So after arriving in Madrid on Wednesday night, we packed our bags and headed to Toledo, about an hour bus ride south of Madrid, early the next morning for a 3-day orientation.
Carmen and Elihu went with me on the metro to the Fundación, where we were all meeting. I was incredibly relieved to have them with me - I´ve barely ridden a school bus, much less navigated a subway system. At one point there were more people on the one metro car than in all of Metamora. That just about gave me a heart attack...
The moment we arrived in Toledo I knew I loved it - it was like something out of a storybook, with cobblestone streets that all go up or downhill (the women there must have great legs) and plenty of beautiful stone buildings and gorgeous views. And it was completely lacking the immense hustle and bustle of Madrid that had completely freaked me out two hours earlier! ¡Qué perfecto!

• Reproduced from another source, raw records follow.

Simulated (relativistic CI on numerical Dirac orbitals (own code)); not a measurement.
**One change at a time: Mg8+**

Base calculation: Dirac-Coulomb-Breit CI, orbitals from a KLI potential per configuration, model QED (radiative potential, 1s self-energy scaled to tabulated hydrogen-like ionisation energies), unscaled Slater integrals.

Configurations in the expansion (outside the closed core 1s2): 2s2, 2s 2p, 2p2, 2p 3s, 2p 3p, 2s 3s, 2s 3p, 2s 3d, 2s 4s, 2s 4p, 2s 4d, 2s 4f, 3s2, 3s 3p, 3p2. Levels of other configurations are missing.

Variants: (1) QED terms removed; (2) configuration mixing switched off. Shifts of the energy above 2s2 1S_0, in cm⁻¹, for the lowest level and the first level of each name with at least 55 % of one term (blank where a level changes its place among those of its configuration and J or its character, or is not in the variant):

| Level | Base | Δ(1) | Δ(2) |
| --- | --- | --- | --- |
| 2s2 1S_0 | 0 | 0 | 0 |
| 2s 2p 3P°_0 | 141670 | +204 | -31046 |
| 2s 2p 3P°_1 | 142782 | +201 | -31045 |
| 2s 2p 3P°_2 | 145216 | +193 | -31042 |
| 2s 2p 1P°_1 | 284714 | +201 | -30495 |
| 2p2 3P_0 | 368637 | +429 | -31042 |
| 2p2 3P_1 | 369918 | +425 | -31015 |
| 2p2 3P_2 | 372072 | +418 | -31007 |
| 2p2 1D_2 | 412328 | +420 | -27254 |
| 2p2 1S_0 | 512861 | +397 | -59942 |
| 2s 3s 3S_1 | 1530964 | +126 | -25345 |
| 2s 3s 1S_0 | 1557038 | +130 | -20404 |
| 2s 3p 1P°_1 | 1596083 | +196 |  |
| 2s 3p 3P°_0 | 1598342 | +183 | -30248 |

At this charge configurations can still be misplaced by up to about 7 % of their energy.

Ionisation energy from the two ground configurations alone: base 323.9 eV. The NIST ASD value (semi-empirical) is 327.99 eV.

That afternoon we visited the cathedral in Toledo. Though it is not the biggest cathedral in Spain, it is apparently the most important. It was beautiful, though they didn´t allow pictures. Lots of pretty shiny things and freezing cold marble. And dead bishops under the floor, with their hats (or whatever they are called) hanging from the ceiling above them. Most interesting.
That night a small group of us went out in search of a somewhat tranquil bar to sit down and get some tapas, perhaps have a drink, and succeeded mostly (ok, entirely) in getting ourselves lost for an hour. This probably had something to do with the fact that we asked for a suggestion of where to go at the reception desk of the Fundación building in Toledo and the nice man proceeded to give us directions along the lines of, ¨Take this street out here, it´ll go down a little, turn to the left, that street will go down a little, turn right, that street will go up, it should be to the left but I can´t remember the name.¨ Most helpful since every single street goes up, down, or a combo of the two. We did eventually find our way back, however, much to my relief.
The next day, Friday, we spent the afternoon taking tours of several buildings. We started at the Sephardic Museum, originally a synagogue. Toledo is known for have three main cultures (Jewish, Christian, and Islamic) and for having been a place where at one time these three cultures lived together peacefully, so this museum and synagogue was an important place for us to visit. We then made our way to a small church were El Greco´s ¨El Entierro del Conde de Orgaz¨ (The Burial of the Count of Orgaz), one of his most important paintings, is housed. Then we trekked over to the Monastery of San Juan of the Kings. This place was built by King Ferdinand and Queen Isabella with the intent that they be buried there when they died. As such, much of the carving inside of the building is dedicated to them - including the royal family crest and F´s (for Ferdinand) and Y´s (for Isabella) all over the place. Ironically enough, however, they didn´t end up getting buried there at all. Guess that´s what happens when you build a church in your own honor...
Meanwhile, in Madrid, it was snowing more than it has in something like 30 years - they ended up with at least four inches of snow and everything was closed down, causing us to wonder if we would be able to get back today. We did, luckily, and I was able to successfully take the metro back to my house, by myself, without any problems! (This was after much studying of the maps of both the city and the metro). I needed to pick up a few things - shampoo, notebooks for my classes, etc. - so Carmen told me to go to El Corte Inglés, which is basically like a big chain of about a million types of stores. There is one just a few blocks from the apartment and you can get almost everything there. The salesladies were extremely nice and very helpful to this ignorant American (my new favorite method of approaching natives is to start everything with ¨Por favor¨). I was even able to pick up a watch so I would finally know what time it was! Amazing! I was rather dismayed, however, to discover that contact solution, though a rather large bottle, was going to cost me 16 euro (over $20). What could I do - I need to see!
On my way back to the apartment I was incredibly elated to discover a Sephora store right next to my metro stop! ¡Qué buena suerte! My excitement was quickly dissolved, however, when I immediately realized that I had lost my only map of Madrid! ¡Qué mala suerte! I remembered having it at the watch counter in the store, however, so I hightailed it back there and, praise be to the Jesus, there it was! ¡Qué buena suerte!
Classes start on Monday and tomorrow is a free day. Perhaps some exploring of the city is in order. We shall see.